Group by date intervals

10,271

Solution 1

There are two different ways to do this. One is to issue a separate count() query for each of the ranges. This is pretty easy, and if the datetime field is indexed, it will be fast.

The second way is to combine them all into one query using a similar method as your SQL example. To do this, you need to use the aggregate() method, creating a pipeline of $project to create the 0 or 1 values for the new "last_day", "last_week", and "last_month" fields, and then use the $group operator to do the sums.

Solution 2

There are date aggregation operators available to the aggregation framework of MongoDB. So for example a $dayOfYear operator is used to get that value from the date for use in grouping:

db.collection.aggregate([
    { "$group": {
        "_id": { "$dayOfYear": "$datetime" },
        "total": { "$sum": "$count" }
    }}
])

Or you can use a date math approach instead. By applying the epoch date you convert the date object to a number where the math can be applied:

db.collection.aggregate([
    { "$group": {
        "_id": { 
            "$subtract": [
                { "$subtract": [ "$datetime", new Date("1970-01-01") ] },
                { "$mod": [
                    { "$subtract": [ "$datetime", new Date("1970-01-01") ] },
                    1000 * 60 * 60 * 24
                ]}
            ]
        },
        "total": { "$sum": "$count" }
    }}
])

If what you are after is intervals from a current point in time then what you want is basically the date math approach and working in some conditionals via the $cond operator:

db.collection.aggregate([
    { "$match": {
        "datetime": { 
            "$gte": new Date(new Date().valueOf() - ( 1000 * 60 * 60 * 24 * 365 ))
        }
    }},
    { "$group": {
        "_id": null,
        "24hours": { 
            "$sum": {
                "$cond": [
                    { "$gt": [
                        { "$subtract": [ "$datetime", new Date("1970-01-01") ] },
                        new Date().valueOf() - ( 1000 * 60 * 60 * 24 )
                    ]},
                    "$count",
                    0
                ]
            }
        },
        "30days": { 
            "$sum": {
                "$cond": [
                    { "$gt": [
                        { "$subtract": [ "$datetime", new Date("1970-01-01") ] },
                        new Date().valueOf() - ( 1000 * 60 * 60 * 24 * 30 )
                    ]},
                    "$count",
                    0
                ]
            }
        },
        "OneYear": { 
            "$sum": {
                "$cond": [
                    { "$gt": [
                        { "$subtract": [ "$datetime", new Date("1970-01-01") ] },
                        new Date().valueOf() - ( 1000 * 60 * 60 * 24 * 365 )
                    ]},
                    "$count",
                    0
                ]
            }
        }
    }}
])

It's essentially the same approach as the SQL example, where the query conditionally evaluates whether the date value falls within the required range and decides whether or not to add the value to the sum.

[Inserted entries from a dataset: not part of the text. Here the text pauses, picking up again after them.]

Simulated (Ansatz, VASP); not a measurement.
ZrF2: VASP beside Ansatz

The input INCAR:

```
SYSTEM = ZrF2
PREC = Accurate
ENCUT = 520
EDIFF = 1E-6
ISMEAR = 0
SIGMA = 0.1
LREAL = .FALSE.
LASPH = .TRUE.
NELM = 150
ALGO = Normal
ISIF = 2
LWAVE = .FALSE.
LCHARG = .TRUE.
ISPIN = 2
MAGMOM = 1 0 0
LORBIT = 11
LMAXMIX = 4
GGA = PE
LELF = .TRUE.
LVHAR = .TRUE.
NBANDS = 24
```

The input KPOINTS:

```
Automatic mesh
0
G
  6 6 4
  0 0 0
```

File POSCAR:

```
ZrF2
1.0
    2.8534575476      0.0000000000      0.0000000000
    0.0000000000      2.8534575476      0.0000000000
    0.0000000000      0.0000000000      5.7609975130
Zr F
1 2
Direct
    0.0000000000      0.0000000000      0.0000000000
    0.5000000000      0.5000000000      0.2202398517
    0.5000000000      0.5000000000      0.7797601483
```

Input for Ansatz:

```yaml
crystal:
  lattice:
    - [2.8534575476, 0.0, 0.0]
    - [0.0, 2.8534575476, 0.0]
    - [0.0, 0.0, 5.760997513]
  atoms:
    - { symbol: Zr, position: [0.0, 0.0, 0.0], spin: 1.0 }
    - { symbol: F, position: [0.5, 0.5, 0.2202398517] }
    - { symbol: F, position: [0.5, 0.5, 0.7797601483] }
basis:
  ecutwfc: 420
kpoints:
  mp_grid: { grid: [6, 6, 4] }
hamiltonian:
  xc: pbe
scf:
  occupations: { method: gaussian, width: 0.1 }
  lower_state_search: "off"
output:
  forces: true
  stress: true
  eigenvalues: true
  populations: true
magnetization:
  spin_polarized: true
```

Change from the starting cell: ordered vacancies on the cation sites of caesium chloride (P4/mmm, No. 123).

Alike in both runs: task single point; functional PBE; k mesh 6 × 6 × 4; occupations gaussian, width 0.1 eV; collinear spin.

The one addition here is the additional $match stage to restrict the query to only act on those items that would possibly be within the maximum one year range you are asking for. That makes it a bit better than the presented SQL in that an index could be used to filter those values out and you don't need to "brute force" through non matching data in the collection.

Always a good idea to restrict the input with $match when using an aggregation pipeline.

Share:
10,271
jonasasx
Author by

jonasasx

Updated on June 06, 2022

Comments

  • jonasasx
    jonasasx almost 2 years

    I have a collection with documents like this:

    { datetime: new Date(), count: 1234 }
    

    I want to get sums of count by 24 hours, 7 days and 30 days intervals.

    The result should be like:

    { "sum": 100,  "interval": "day" }
    { "sum": 700,  "interval": "week" }
    { "sum": 3000, "interval": "month" }
    

    In more abstract terms, I need to group results by multiple conditions (in this case — multiple time intervals)

    The MySQL equivalent would be:

    SELECT 
        IF (time>CURRENT_TIMESTAMP() - INTERVAL 24 HOUR, 1, 0) last_day,
        IF (time>CURRENT_TIMESTAMP() - INTERVAL 168 HOUR, 1, 0) last_week,
        IF (time>CURRENT_TIMESTAMP() - INTERVAL 720 HOUR, 1, 0) last_month,
        SUM(count) count
    FROM table
    GROUP BY    last_day,
                last_week,
                last_month
    
  • jonasasx
    jonasasx over 9 years
    I don't need sums of every day. I need sums of only these three time intervals.
  • Neil Lunn
    Neil Lunn over 9 years
    @jonasasx Then what do you think you do? What are you expecting? All sums in a single query result or is running separate queries okay? You need to explain what you expect as a result.
  • jonasasx
    jonasasx over 9 years
    I want to get three entries for each interval (day, week, month) as a result. Ideally, in a single query.
  • Neil Lunn
    Neil Lunn over 9 years
    @jonasasx That is very possible once you explain it clearly. The approach with MongoDB is very much the same.